What I purchased from the vendors at the San Gennaro was possibly the worst...no, it WAS the worst calamari I have ever had in my life. And I'm from Pittsburgh!!!

What I paid $8 for ($7 + $1 tip for the girl to scoop it into a paper bowl) was redolent of aged rubber bands, battered in the skin from the underside of Grandmama Giannini's arms and not so much fried as somehow dessicated, perhaps through some judicious use of silica gel (you know, the stuff they use to keep the insides of purses dry). I was so appalled, that were it not for my innate inability to deal with confrontation, I would've walked right back up to the stand, looked the girl straight in the eye and proclaimed,

"You should be ASHAMED to sell this."

As it was, I threw most of it away. And then I purchased a Chinese steamed chicken bun for 75 cents.

And, boy was it fucking good.

Sunday, September 11, 2005

There's A Signpost Up Ahead

That was one of the lines from the cabaret show that John wrote, Detour.
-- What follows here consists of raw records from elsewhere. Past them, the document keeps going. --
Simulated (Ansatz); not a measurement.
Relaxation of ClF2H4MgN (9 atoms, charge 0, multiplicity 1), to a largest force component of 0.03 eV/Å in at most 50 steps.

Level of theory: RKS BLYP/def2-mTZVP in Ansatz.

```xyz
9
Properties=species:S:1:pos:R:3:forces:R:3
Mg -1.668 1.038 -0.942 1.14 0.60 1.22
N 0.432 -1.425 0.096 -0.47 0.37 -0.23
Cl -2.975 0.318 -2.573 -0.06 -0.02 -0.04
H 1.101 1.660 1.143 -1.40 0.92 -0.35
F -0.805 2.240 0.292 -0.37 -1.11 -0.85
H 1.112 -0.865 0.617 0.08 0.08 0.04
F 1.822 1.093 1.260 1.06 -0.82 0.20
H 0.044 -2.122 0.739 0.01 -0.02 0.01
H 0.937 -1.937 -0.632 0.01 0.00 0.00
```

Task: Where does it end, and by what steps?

That was one of the signs from the same show. It had been my idea to add it in on the Provincetown tour. I would hold it up during a few sections that had no observable transitions and hopefully get a laugh.

No one laughed. But granted, it's hard to get 7 people to laugh. For an audience to feel comfortable enough to emit an audible response requires a certain number of participants, what I like to call the Quorum Quotient.

The Quorum Quotient can be described by the following equation:
Q = ((N ÷ S) x ((A + 1) x T)) ÷ L

Where Q is Quorum Quotient, N is Number of Audience Members, T is Length of Show (or Time), A is Alcohol Consumed, L is Light (as in how well the Audience Members can see each other and is reflected in a number between 0 and 1, 0 being pitch black and 1 blinding sunlight) and S is Number of Empty Seats.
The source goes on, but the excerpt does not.